Buying FERNRIDE turns Quantum Systems from a drone vendor into a broader autonomy stack vendor. Instead of only selling aircraft, sensors, and flight software, it can now pitch a single software and autonomy layer for both flying systems and ground vehicles, which matters in defense because the same customer often wants drones to scout, then unmanned trucks or vehicles to move supplies, equipment, or teams through the same mission environment.

  • FERNRIDE brings a working ground autonomy product, not just a team. Its software has been used in container terminals, yard logistics, and defence logistics, includes a vehicle kit that can retrofit trucks, and in 2025 it became the first company to receive TÜV approval for autonomous trucks in Europe.
  • Quantum is folding that capability into MOSAIC UXS, the same software layer already tying together QBase, mission planning, and satellite driven Tip and Cue workflows. That makes the acquisition less about selling a separate robot line and more about extending one command layer across air, ground, and orbital inputs.

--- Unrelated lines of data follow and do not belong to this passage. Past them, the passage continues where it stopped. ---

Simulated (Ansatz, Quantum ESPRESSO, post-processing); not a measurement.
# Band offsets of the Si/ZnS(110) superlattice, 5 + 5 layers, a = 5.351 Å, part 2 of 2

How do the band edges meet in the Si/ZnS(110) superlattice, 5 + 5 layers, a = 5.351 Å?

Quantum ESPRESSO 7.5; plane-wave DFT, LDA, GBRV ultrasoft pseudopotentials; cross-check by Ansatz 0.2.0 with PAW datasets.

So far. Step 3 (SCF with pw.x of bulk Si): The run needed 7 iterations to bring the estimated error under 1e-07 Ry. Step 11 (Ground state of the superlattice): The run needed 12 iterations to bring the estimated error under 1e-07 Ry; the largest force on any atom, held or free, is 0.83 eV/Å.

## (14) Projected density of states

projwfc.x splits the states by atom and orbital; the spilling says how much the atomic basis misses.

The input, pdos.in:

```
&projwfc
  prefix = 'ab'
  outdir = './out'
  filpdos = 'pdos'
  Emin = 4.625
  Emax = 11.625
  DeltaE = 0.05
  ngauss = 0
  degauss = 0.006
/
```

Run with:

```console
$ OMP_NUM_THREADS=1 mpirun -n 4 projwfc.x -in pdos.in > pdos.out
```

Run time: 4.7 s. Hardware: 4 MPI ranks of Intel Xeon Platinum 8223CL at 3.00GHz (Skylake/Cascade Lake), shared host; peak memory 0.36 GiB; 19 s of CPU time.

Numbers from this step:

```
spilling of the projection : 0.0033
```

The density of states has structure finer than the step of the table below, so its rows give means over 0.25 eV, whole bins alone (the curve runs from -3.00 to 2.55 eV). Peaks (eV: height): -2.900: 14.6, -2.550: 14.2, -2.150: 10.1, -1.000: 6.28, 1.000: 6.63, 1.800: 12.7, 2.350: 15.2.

  • This follows the same pattern as the Spleenlab deal and mirrors how defense leaders like Anduril and Forterra compete, by owning the autonomy software that coordinates multiple machines. In practice, the prize is larger bundled programs where one vendor manages sensing, navigation, and mission execution across several vehicle types.

The next step is a shift from aircraft programs to multi-domain system contracts. As Quantum adds ground autonomy kits, vehicle partnerships, and more software driven coordination, it can move closer to the defense buying center that wants one integrated unmanned system for reconnaissance, logistics, and force protection rather than separate tools bought one by one.